DISCLAIMER: Not an electrician or other sparky, I just like to have fun with electronics.

"Ground" is only 0v by convention. What it literally is, is, "What ever general voltage potential everything around the circuit has that the circuit could short to." Most circuits aren't going to short over air, and any separate circuit can drift in its relative voltage levels to other circuits, so it's a problem that is dealt with via extra circuitry like a physical ground connection 99.9% of the time.

The entire point of grounding is to both make sure the circuit doesn't float off to some crazy voltage level that could end up literally sparking to other things, and also to provide an alternate path for electricity if something is wrong with the circuit (like an electrician just introduced their hand to the circuit). To provide that alternate path, ground MUST be at a lower potential than the power source (by convention, since we could have made +v = 0 and shift the whole values appropriately). Relativity is the name of the game.

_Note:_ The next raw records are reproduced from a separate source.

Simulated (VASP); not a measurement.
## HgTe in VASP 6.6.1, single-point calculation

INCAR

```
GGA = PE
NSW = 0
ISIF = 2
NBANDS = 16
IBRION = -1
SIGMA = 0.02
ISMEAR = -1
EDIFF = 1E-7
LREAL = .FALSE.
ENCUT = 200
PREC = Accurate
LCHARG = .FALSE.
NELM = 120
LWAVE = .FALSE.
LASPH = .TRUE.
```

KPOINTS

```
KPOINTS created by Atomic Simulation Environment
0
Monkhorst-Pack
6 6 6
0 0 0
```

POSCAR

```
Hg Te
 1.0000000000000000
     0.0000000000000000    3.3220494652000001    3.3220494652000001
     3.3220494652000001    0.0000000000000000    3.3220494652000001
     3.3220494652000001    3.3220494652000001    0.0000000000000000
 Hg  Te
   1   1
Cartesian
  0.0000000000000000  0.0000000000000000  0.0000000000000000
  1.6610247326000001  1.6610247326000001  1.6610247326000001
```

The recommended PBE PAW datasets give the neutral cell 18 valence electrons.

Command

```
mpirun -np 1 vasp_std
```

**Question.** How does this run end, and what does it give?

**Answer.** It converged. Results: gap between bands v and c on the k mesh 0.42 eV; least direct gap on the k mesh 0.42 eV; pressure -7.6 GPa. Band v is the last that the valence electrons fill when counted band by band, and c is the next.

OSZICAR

The aluminum machinery could simply be an older design where both sides of the AC get used as-is, or grounded straight to chassis, or any other number of poor practices which would then require an operator to have their own ground connection to not get the everloving shit shocked out of them for simply touching the controls.

If a metal chassis or metal controls are any part of the circuit, you will have to do something to factor in people touching stuff. Ungrounded or un-looped (not completing the circuit across themselves but simply touching a live circuit) people can still be shocked even on DC circuits because an ungrounded person still acts like a capacitor. A grounded person is simply a resistor instead, but that can easily be the difference between life and death.